The Invisible Man (subtitled, rather pointlessly with 'A Grotesque Romance') is one of the most famous of 'horror' classics and probably the second-most regarded HG Welles novel after War of the Worlds. There is no doubt in my mind that he was a competent, imaginative writer, but the Invisible Man fails on many levels.
A bandaged stranger, latterly known as Griffin, arrives at an Inn in the village of Iping on a cold February afternoon and takes up residence where he plans to work on his experiments in peace. But the locals grow suspicious of his behavior and soon he is chased out of town because of the color of his skin, which is no color at all. While loose in the countryside he concocts extremely vague plans to get revenge or conclude his experiments. And then it ends.

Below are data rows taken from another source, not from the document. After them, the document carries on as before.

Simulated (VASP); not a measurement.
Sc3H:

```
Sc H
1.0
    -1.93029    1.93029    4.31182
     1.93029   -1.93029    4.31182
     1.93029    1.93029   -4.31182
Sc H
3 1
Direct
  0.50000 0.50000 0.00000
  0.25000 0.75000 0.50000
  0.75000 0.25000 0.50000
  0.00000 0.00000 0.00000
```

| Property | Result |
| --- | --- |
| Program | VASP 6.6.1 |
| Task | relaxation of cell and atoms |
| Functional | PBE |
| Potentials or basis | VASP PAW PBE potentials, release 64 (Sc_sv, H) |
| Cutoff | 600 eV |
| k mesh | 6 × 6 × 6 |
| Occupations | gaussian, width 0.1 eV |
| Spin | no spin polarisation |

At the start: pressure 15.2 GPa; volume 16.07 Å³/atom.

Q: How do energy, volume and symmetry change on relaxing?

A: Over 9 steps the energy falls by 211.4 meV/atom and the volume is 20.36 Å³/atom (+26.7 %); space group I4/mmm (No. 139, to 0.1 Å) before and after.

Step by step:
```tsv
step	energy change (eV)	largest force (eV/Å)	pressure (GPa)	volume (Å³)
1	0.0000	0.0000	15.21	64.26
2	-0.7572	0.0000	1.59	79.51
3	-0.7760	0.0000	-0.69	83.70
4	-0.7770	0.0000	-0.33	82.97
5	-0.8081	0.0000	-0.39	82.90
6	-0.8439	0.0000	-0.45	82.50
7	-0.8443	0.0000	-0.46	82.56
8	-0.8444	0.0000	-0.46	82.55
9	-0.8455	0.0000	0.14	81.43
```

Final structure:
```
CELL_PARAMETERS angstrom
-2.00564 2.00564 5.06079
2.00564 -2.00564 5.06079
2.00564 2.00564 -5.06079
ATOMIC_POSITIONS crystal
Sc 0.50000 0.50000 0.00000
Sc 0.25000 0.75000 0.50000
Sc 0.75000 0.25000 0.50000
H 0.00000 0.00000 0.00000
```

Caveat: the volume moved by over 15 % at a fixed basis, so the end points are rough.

Many of the chapters are no more than 5 pages long, giving the narrative a serialized feel. The story may move quickly, but it moves in short bursts with no bigger vision other than what is immediate. Griffin is also a completely unlikable character and since the rest of them only appear for no longer than a few pages we never get to really know any of them or root for someone else. It reminded me of Frankenstein in many ways (a novel I did not enjoy at all) in regarding man's arrogance toward his own kind and perversion of science as soon as impossible boundaries have been transcended, though it doesn't stick with it long enough to properly do anything with such heavy subtext.
A disappointment, but it's such a quick read that it won't weigh on your mind for very long. Curiously, my edition had a big printing error but for contrived reasons I had another identical copy without said error. I suppose that the first printing that Modern Library got out there was defective and that they soon corrected it. I do wish that they had revised the text ever so slightly as some of it becomes quite hard to follow towards the end.